For now, there are a dozen medals gathered in a pile on a desk at the Civic Center office of the Bartow Parks & Recreation division. Eventually, they will make their way across the street to the home of their new owner, but, for now, he’s keeping them at work.
Jim Schroder earned every one of those medals through his competition in the Polk Senior Games. Jim, who works with Parks & Recreation as a customer relations representative (his words), is 85 years old.
The records of the 2013 Polk Senior Games find 132 Bartow residents who took part in one or more of the activities. Floral Lakes, where Jim lives with his wife, Patricia, had the single most community participation as 57 residents took part. Good Life had three dozen community members involved in the games.
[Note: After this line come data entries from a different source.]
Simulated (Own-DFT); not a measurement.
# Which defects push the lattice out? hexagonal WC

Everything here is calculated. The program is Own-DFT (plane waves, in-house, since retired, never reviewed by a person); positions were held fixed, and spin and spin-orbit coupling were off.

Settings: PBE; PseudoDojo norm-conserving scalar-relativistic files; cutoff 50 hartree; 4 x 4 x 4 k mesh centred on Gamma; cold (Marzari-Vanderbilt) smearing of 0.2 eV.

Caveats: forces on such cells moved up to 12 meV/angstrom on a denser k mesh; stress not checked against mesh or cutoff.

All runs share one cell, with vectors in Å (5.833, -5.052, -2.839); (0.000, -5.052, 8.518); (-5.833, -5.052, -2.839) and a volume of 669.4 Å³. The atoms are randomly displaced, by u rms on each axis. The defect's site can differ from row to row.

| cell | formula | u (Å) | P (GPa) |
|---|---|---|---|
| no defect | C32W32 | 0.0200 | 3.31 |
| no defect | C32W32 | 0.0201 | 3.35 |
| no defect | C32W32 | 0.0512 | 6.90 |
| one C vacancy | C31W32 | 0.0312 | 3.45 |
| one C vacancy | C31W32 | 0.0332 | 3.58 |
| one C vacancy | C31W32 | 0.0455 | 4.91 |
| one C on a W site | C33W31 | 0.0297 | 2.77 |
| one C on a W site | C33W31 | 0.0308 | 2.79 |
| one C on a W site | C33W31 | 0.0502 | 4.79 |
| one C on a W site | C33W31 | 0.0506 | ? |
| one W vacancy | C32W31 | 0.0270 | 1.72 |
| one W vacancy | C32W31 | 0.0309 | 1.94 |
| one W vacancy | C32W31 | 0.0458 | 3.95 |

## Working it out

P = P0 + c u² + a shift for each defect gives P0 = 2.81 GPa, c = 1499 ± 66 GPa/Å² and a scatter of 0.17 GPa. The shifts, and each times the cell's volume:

The annual competition has become a highlight for residents and seasonal visitors alike. Executive director Deena Wilbur has been leading the effort for 20 years and has seen great growth in that period. The Polk Senior Games featured competitive athletic and recreational events for men and women age 50 and older. They promote a healthy, active lifestyle and provide volunteer opportunities. The organization is non-profit with funding for the games coming from entry fees, sponsorships and donations.
Jim discovered the Polk Senior Games a little more than a dozen years ago. After spending a week of vacation in Bartow, Jim and Patricia returned to their Cincinnati, Ohio, area home and talked about moving to Florida. They did, in short order, and in Jim’s acclimation to his new home, he volunteered to help with the punt, pass and kick competition.
“I was a scorekeeper,” he said. “As I was watching them, I said ‘I can do this.’ So, the next year, I joined in.”
At the time, Jim was part of what has become the most popular age group. While one would think the youngest group, the ones in their 50s, would be the highest populated, it’s actually the group of 70-74 year olds that provide more competitors than any other age range. That fact further stresses the impact that the Polk Senior Games can have on the county’s communities.
This year’s events ran from Feb. 23 to the closing ceremonies on March 11.
Jim entered a number of events, which is a common strategy. The schedule of events makes it possible to compete every day, but not necessarily conducive to multiple events in a single day.
The Games staff seeks suitable locations throughout the county. Only a handful of events are contested in Bartow with Lakeland, Winter Haven and other communities taking on the bulk of the action. Locations in Bartow included First Baptist Church, Bartow High School stadium and the Bartow Civic Center.
Jim’s effort got off to a great start as he earned a pair of gold medals on the first day, winning the bench press and dead lift elements of the powerlifting competition. The next day offered “Senior Smarts,” a knowledge test.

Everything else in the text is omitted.